Schoolchildren think their teachers should keep their regional accents, rather than modifying them for the classroom, new research shows.
Alex Baratta, from the University of Manchester, said there was still a prevailing assumption that received pronunciation is the most desirable classroom voice.
One teacher from Bristol told him: “The Bristolian accent has lots of connotations, like village idiot, yokel, farmer. It wasn’t doing me any favours, because all you’d hear is the accent, and it was like, ‘He’s thick’.”
And a teacher from Salford admitted to modifying her accent closer to received pronunciation, because she wanted to be “a model to the girls”.

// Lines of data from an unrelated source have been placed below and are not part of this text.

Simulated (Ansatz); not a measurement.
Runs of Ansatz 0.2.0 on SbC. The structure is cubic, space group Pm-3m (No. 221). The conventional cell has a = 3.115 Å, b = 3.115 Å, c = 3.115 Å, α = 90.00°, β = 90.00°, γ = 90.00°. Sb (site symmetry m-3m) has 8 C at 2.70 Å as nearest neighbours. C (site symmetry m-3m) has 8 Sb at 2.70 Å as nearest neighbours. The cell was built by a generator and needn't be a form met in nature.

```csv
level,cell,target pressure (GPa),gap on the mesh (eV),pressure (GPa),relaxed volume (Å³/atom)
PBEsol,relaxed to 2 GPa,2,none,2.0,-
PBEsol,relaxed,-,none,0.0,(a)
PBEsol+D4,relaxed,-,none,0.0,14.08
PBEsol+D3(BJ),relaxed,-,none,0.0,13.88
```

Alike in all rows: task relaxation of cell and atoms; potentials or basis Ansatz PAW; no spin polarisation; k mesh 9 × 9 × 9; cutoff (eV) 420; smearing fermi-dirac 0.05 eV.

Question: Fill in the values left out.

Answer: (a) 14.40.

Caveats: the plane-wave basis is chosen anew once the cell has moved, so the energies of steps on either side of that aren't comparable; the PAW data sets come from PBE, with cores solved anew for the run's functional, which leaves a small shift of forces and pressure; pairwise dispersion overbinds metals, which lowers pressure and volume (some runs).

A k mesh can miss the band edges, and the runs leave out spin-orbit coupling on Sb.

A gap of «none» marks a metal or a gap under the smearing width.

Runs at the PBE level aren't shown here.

However, the pupils whom Dr Baratta spoke to believed that it was important for their teachers’ speech to reflect the diversity of accents in society. “I don’t think there should be a standard accent, because it’s wrong to discriminate,” said one pupil.
Another commented: “You should just talk how you want to.”
Must talk be'er
However, school students did say they were often criticised for using a glottal stop: the verbal swallowing of letters that renders “better” as “be’er”.
But many pupils echoed the sentiment expressed by one interviewee: “People shouldn’t have to change themselves.”
In his research, Dr Baratta spoke to nine teachers and 55 pupils, at three schools. He is still in the process of collating his findings.
“For the current generation of British children, one’s accent is clearly representative of who a person is,” he said. “Therefore, a desire to keep it real is felt, amid the students’ clear respect for diversity – in this case, linguistic diversity.”